Lessons this code has to teach us
---------------------------------

The first thing that went through my head, as it probably went through yours, was: this code is so long and complicated, answering this seemingly simple question is going to take some time to figure out.
And I won't blame you for giving up right then and there.
Hunched over my laptop while the metro passed through Ruoholahti, I tried to trace the logic of the script.

First problem: much of the behavior of the script is dictated by the command line arguments.
Luckily, their values are saved in the output file, so I could check that they were correct.

.. note::
    **Lesson:** always error on the side of caution when deciding whether it is worth storing something in the result file.

That brings us to the big ``if``-statement.
Did the correct branch execute?
Well, that depends on what was in the ``m`` dictionary, which translates to what variables were defined in the MATLAB file used as input to the script.
If we had used the wrong variable name, i.e. ``brainVecsReps`` instead of ``brainVecs``, when creating the input file, the wrong branch would have executed and the script would have been happily computing the wrong thing.
And we would never know.
If we had used the wrong input file, or the wrong version of the input file, the wrong branch would have executed without any indication that something was wrong.
So many opportunities for small mistakes to lead to a big error.

.. note::
    **Lesson:** have the user be explicit in what they want to do, so the script can check the user's intent against the inputs and raise a nice big error if they screwed up.
    In this case, there should really have been either a command line parameter determining which branch to execute, or even better, this should have been four separate scripts.

In the end I ended up searching the logfile for the line ``Stability selection DISABLED, single-trial data`` which, thankfully, was there, so the correct branch did execute.

.. note::
    **Lesson:** be liberal with ``print``-statements (or other logging directives) in your scripts; cherish the resulting logfiles.

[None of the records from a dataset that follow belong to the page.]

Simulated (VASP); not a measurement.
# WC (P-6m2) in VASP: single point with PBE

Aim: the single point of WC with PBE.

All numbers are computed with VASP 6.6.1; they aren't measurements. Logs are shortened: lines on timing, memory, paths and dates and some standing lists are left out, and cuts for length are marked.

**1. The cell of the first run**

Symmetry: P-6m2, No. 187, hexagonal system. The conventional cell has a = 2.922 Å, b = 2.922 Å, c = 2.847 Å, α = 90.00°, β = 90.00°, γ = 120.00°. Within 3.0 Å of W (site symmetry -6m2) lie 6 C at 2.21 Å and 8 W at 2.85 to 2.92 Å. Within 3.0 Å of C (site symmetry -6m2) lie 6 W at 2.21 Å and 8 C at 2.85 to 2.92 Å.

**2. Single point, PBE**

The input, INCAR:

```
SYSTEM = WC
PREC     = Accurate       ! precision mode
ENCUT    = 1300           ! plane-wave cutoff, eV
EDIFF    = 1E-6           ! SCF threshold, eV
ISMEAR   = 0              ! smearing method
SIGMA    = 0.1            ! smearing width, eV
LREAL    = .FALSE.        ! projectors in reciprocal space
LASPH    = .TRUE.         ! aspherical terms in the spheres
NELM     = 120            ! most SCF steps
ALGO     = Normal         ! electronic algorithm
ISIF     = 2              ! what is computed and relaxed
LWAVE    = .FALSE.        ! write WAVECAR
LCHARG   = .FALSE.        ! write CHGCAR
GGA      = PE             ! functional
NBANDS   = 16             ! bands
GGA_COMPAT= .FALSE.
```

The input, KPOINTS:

I breathed a sigh of relieved as the metro pulled into the central railway station.

This ``if``-statement is a work of insanity.
What was I thinking determining what the script should be doing based on a mostly random naming scheme of some variables in a MATLAB file?
I got lucky that time.
But from that moment on, I would heed this lesson:

.. note::
    | Explicit is better than implicit.
    | -- The Zen of Python, by Tim Peters